Think more carefully about the implications of multiple ways to survive here. Why do people pick one over the other? In a terminal/instrumental goal model, agents would pick the instrumental route that maximizes the return on the terminal goal. In reality we see that instead humans adopt habits, processes, and heuristics that guide them through daily life even when those do not lead to any specific goal.

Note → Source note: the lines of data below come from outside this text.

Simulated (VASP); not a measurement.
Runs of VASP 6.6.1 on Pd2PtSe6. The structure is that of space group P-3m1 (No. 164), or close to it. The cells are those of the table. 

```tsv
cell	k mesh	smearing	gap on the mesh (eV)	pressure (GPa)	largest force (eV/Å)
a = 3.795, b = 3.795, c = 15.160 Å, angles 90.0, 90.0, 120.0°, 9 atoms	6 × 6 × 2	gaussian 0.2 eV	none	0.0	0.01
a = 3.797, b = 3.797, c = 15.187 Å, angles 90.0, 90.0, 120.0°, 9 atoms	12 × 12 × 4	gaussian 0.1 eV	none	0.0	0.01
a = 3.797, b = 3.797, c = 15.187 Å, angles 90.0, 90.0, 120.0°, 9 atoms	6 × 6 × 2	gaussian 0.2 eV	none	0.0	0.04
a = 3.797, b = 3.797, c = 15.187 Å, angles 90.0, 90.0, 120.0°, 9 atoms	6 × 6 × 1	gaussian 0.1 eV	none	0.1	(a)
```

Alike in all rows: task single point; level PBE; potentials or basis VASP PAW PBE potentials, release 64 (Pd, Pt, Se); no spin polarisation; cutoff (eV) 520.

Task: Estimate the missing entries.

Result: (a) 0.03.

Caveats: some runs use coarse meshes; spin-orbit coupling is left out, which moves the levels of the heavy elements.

mitthrowaway2 · on March 9, 2023

Yeah, that's because re-evaluating your entire life plan and belief structure every second is expensive, and heuristics are cheap. People certainly have flaws in their thinking, which is why we fall prey to pyramid schemes, gambling, responding to pointless comment chains on HN, and so on. I don't disagree with this, and again, it's why we publish so many self-help books. But I believe it's our weakness and stupidity, not our superior intelligence and clear thinking, that traps us in bad habits.

So remind me of your original point? I believe you said it's "obviously wrong and laughable" that "an intelligent being can pursue stupid goals". Now here you are trying to convince me that humans are the ones who, like Pavlov's dogs, "pursue habits, processes, and heuristics that guide them through daily life even when those do not lead to any specific goal". Even when those habits involve repeatedly re-opening a fridge that you already know has no carrots in it, or salivating at a bell when you already know no food is coming.

So I'm confused how that proves your point about AGI. If I accept your view, it seems that if an AGI does merely no better than a human on this metric, I should anticipate all sorts of strange and irrational behaviour, including the pursuit of goals that would appear stupid, such as addiction to a reward channel. That does not seem to undermine the orthogonality thesis.

And the smarter the AGI gets, presumable the less it should lean on Pavlovian heuristics and the more it should make use of clear thought, which puts it more in my camp.

So that would apparently put the lower bound at "the AGI takes unexpected and irrational actions because it's not a rational agent and doesn't think coherently", and the upper bound at "the AGI takes unexpected and dangerous actions as rational steps toward an unaligned terminal goal".

I'm not sure where in this chain of thought it becomes laughably obvious that intelligence and goals are correlated, such that an AGI's increasing intelligence will tend it toward actions that we humans approve of, because anything else would be a "stupid goal"?